Kelly Stewart
Staff Writer
Graphic by Scott Bennett
In days long gone, showings of 3-D movies were magical experiences that were few and far between. Today, not only has the magic worn off, but 3-D technology has become just another step in the quest for mindless entertainment.
Since it has become easier for movies to be made 3-D, directors have taken the idea and run with it. Some of them seem to only want to make their movies 3-D because it will drive up the ticket price.
However, 3-D doesn’t really add much to the movie beyond the fact that it has three dimensions. Yes, Avatar was a good movie, but in my opinion it would have been just as good if seen not through blue and red lenses.
In fact, next to HD television, 3-D looks like a pointless gimmick to draw in audiences with nothing but the fact it is a new, shiny toy to be played with and then forgotten when something even “better” comes out. This is what happened when a lot of people started buying HD TVs, except HD actually enhanced the quality of the picture and did something for the movie.
And 3-D may even come to invade the TVs at home soon as well. Electronic companies such as DLP have unveiled their new 3-D television that utilizes high definition and 3-D to bring the viewer into the world of the movie. For some people who have been waiting for this day to come, it seems as if it couldn’t get any better.
Except, of course, you’d have to wear those huge glasses you have to wear when you’re watching a 3-D movie at home.
The glasses are doubly annoying to me. My eyesight is poor, so I constantly have to wear glasses in order to see, which means that whenever I go to see a movie in 3-D, I have to put the 3-D glasses over my regular glasses. For those of you with glasses, imagine doing that every time you want to watch a movie.
Glasses that, according to the Electronics Weekly website, may cost up to $300 apiece (not to mention the television itself, which will cost $1,700, not including the cost of other equipment.) Money that many may not have, considering the fact that millions have only just finished shelling out thousands of dollars in order to get HD TVs that got big a few years ago.
And when something even better comes out a few years later, 3-D will just be obsolete. Technology is changing constantly, and who is to say the next decade will introduce us to something even bigger, like in the book Fahrenheit 451, where all four walls of a room are just one giant TV.

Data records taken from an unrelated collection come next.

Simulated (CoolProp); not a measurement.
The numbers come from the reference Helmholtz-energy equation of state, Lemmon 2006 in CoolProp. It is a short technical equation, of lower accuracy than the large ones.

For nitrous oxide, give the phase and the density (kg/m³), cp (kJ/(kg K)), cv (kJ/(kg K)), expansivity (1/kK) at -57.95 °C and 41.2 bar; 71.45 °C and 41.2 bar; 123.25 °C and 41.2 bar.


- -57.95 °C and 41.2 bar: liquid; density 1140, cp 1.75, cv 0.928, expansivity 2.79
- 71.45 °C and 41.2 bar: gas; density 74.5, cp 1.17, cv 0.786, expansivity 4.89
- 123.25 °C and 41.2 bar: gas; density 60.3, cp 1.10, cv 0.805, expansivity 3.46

Of course, TVs may actually reach that size eventually. When they first came out, TVs were only a fraction of the size that they have reached today, and they will continue to grow far beyond the size that is really needed to do something as simple as watching TV. The increases in size did make it easier to see, but now companies have made it a competition to see who can make the biggest TV the fastest.
Too many movie directors use new technology to cover up for what would have been a mediocre movie otherwise anyway. Movies should be judged by the story that they tell, not by the methods used to tell it.